Even there, he couldn't escape talk of the heavyweight he isn't fighting.
Someone in the crowd jumped at the opportunity and shouted, "AJ, we want Wilder!"
"Let them train to be a fighter and fight (Deontay) Wilder," Joshua told AP. "It's easy talking about it. It's another thing doing."
But with his hands on his hips, Joshua looked in the direction of the outburst and stoically mouthed, "Same."
Meanwhile, Povetkin was standing off to the side. Povetkin and Joshua were both in the West Village on Tuesday for the launch party of DAZN, a global sports streaming service. Its first event is their fight.
Povetkin is partially the reason why Joshua (21-0, 20 knockouts) isn't fighting Wilder (40-0, 39 KOs) this year.
In June, the World Boxing Association ordered Joshua to fight Povetkin (34-1, 24 KOs) or have his title stripped away.
He signed, ending his chances of a Wilder-Joshua fight in 2018. Wilder said if Joshua wanted the fight to happen, it would be happening.
"Most definitely he could have gotten an exemption for this fight," Wilder said. "That was the least of the worries right there because everyone wants it. When everyone wants it, then there's nothing that could stand in the way of a fight of this magnitude. No possible way.
"Even when he's announcing Povetkin, they're talking about me. Everywhere we go, they're talking about this fight."
But Joshua doesn't care what everyone wants. He said he's following protocol.
"This career isn't determined by what people want," Joshua said. "It's my career. I've always pulled for and done what was right for myself, which has ultimately led me to becoming a champion."
Right now, Joshua holds three of the four major belts: WBA, IBF and WBO. Wilder has the other: WBC. If the two were to fight, which they still both believe they will, the winner would be named the undisputed heavyweight boxing champion.
The most recent boxer to claim that honor was Lennox Lewis in 2000.
"It's not about the big light," Joshua said. "It's not about taking from the industry. I don't want to drive a Rolls-Royce tomorrow. I don't want a one-hit fight wonder, then I'm a champion one week and few months later I've lost it because I'm living the life. I want to add to the industry, give back. I do it because I'm passionate about it."
His passion is just different from Wilder, who said he tried everything possible to make this unification fight happen.
Wilder accepted a flat fee of $15 million and offered Joshua a guaranteed $50 million, plus 50 percent of the revenue if the fight took place in the U.S. Joshua wanted England. Wilder agreed.
"We've done everything," Wilder said. "I can't express how much I mean by that when I say we've done everything day and night, day and night, day and night. And the only thing they've done is try to come up with plans of distracting the fans and trying to come up with plans of lies."
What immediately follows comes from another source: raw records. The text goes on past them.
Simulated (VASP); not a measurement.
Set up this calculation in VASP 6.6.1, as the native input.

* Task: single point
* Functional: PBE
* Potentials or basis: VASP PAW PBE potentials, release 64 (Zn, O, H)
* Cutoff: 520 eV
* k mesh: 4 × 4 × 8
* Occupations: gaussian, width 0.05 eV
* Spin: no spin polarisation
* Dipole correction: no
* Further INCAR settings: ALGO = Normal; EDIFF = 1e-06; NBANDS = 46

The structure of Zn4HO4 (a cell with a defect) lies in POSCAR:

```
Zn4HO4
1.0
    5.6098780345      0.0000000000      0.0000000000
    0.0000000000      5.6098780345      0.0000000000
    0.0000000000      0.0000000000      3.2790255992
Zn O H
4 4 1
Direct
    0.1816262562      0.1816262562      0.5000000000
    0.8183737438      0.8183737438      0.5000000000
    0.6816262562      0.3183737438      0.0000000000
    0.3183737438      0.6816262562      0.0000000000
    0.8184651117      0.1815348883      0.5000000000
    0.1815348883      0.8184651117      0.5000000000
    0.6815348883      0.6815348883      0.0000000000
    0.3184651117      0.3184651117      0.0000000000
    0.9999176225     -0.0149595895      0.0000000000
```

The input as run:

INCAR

More negotiations took place. Each side says something different transpired— Wilder said Joshua sent blank contracts missing a date or place; Joshua said Wilder didn't meet the deadline. There was also a disputed rematch clause.
Regardless, months passed without any signed contract, leading the WBA to step in.
Wilder thinks Joshua would rather fight Povetkin anyway because he's not ready to compete against the best.
"Wilder has a big power punch, but he likes to fight. He likes to get into the brawl a little bit," Povetkin said through a translator. "Joshua is more technical, but he also has a lot of power. It would be a different approach, but they're both great fighters."
Povetkin would rather fight Joshua — probably because he's going to — but thoughts of fighting Wilder cross his mind often. He'd be glad to get in that ring, too. (They've tried, but two failed drugs tests by Povetkin prevented a fight from actually happening.)
If Povetkin defeats Joshua, the unification discussion might change. Only time will tell. Both parties say they want it to happen. It's just not happening this year.
Joshua has Povetkin at Wembley Stadium in London. Wilder says he will also have a fight and to be on the lookout for an announcement soon.
Life is moving on — for now.
"At the end of the day, me and Joshua don't need each other," Wilder said. "Not to survive and live. We've been doing that before we even met each other, and we're going to do that after we've met each other.
"But for this fight to happen — for fans to see one of the biggest fights in world history and to see one champion, one face, one name — we definitely need each other."